WYFFELS: I don't think anything anymore surprises me. I wish something did, but I don't think they do. I think the creativity that's used, that results in those threats, continues to grow and that's the real concerning issue. It's that organized community that continues to invest in research to identify new vectors to succeed. I think I see this across our industry, to all FIs. I think we all have customers that are impacted by this, and in some form of fashion I think we all see it.
KITTEN: When we asked institutions in our survey about the types of fraud that they felt best prepared to prevent and detect, they said they felt best prepared to fight ACH and wire fraud, followed by check and credit and debit fraud. They feel far less prepared to fight vishing, phishing and ATM fraud. Does that surprise you?
WYFFELS: No. My initial reaction would be no to that; it doesn't surprise me. I think there are a couple of different approaches here, two different things here that you have to think about. There's the fraud channel and then our fraud vectors. So ATM - that channel is subject to the environment that surrounds them and it's pretty challenging for a bank to control something that's in an environment that they don't have any control of. I think you get as creative as possible as you can to mitigate that risk, but at the end of the day sometimes those environments where those ATM lives you don't control.
I think on the vishing or phishing side, that vector is successful based on the conditioning of the person receiving the attempt. For example, if people are educated on what to look for, do they understand how these attempts present themselves? Are there security awareness programs in place to keep the information top of mind for them? If even social engineering, part of an FI or any organization's vulnerability touching program, the bottom line is it's hard to control human behavior and so I think education and maintaining an awareness program and doing everything you can to keep that vector and the way it presents itself top of mind to your employees is important.
Addressing Areas of Risk
KITTEN: Are the banks you work with adjusting their technologies to address some of those areas of increased risk?
WYFFELS: Yes. Banks I talk to realize that new threats mean additional adjustments at some point. It means that we complete risk assessments and evaluate threats alongside solution strengths and solution weaknesses, hopefully minimizing risk through layers of security. It's those layers that include both technology and non-technology solutions and people that will continue to help us mitigate those threats.
KITTEN: One thing that I found interesting in the survey's results when I compared them to the results we collected last year is that it seems some of the same risks continually come up in the same areas in which institutions face the greatest fraud challenges. Why do these risks continue to plague the industry?

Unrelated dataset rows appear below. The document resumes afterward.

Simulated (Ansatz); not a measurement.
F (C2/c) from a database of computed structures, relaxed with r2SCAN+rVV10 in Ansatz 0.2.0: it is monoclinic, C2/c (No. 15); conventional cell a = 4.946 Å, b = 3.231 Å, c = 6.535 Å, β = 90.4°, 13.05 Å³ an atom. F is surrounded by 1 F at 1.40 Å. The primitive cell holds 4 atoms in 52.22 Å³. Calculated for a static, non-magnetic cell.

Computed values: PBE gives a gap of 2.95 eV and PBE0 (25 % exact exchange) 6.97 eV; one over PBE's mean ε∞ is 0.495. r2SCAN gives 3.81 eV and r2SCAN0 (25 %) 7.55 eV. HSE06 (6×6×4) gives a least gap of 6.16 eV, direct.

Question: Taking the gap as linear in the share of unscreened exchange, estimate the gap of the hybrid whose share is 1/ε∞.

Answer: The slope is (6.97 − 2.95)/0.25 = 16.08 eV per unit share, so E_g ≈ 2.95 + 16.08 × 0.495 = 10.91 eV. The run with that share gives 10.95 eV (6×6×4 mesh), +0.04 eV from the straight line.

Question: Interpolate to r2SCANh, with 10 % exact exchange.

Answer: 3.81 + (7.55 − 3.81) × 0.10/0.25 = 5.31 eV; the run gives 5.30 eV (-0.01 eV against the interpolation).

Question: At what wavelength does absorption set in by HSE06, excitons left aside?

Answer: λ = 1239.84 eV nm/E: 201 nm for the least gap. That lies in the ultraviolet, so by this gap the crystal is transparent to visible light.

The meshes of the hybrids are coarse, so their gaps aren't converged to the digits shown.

WYFFELS: I suppose because you hear about them so much. Technology solutions over time become ineffective due to new exploits that have not been predicted come about. I think technology has to evolve to address the evolution of the threats as the threats evolve. Technology is probably going to follow the evolution of those threats because we don't really know and we can't always predict what the new threats are going to be and how they're going to manifest themselves. I think technology is available to mitigate risks across different channels. I think those technologies aren't always consistent for each of those channels. One channel has a different solution than another one, and they don't necessary follow the same approach and because those approaches differ it also increases the complexity of advantaging that channel. I suppose the fact that we keep hearing about it reminds us that there's no silver bullet and that one day sooner or later we're all going to be visiting that.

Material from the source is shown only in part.